US: PGIM Real Estate has shifted its senior housing investment strategy from closed-end funds to an open-ended model.
PGIM managing director Steve Blazejewski said the move is because investors in the space have grown more savvy as the product type has become more mainstream. He added the company’s senior housing investment strategy must develop a “more perpetual structure”.
“We have over $30 billion invested in various open-ended fund structures,” said Blazejewski. “There is an opportunity for the senior housing sector to move in that direction.”
Open-ended funds are different from closed-end funds in that there is no limit to the number of shares they can issue or redeem with shareholders. While the company’s investment strategy is changing with the move, Blazejewski said it would not impact the way the company works with its operating partners.

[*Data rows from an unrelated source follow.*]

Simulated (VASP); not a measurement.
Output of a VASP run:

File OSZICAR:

He said the new structure gives investors “semi-permanent exposure with liquidity, taking away so-called ‘vintage risk.’”
“We think it’s time for the industry to have permanent capital available to operators to capitalise their communities and their projects that is not a publicly-traded real estate investment trust and is not subject to public reporting requirements,” he added. “We’re at a point where there is sufficient size and liquidity within seniors housing to be able to create liquidity for an investor if and when they want to exit that investment.”
PGIM is the real estate asset management component of life insurance company Prudential Financial. It has invested almost three quarters of the $996 million it raised for its last close-ended fund for senior housing. In 2021, it invested $1.6 billion in senior living.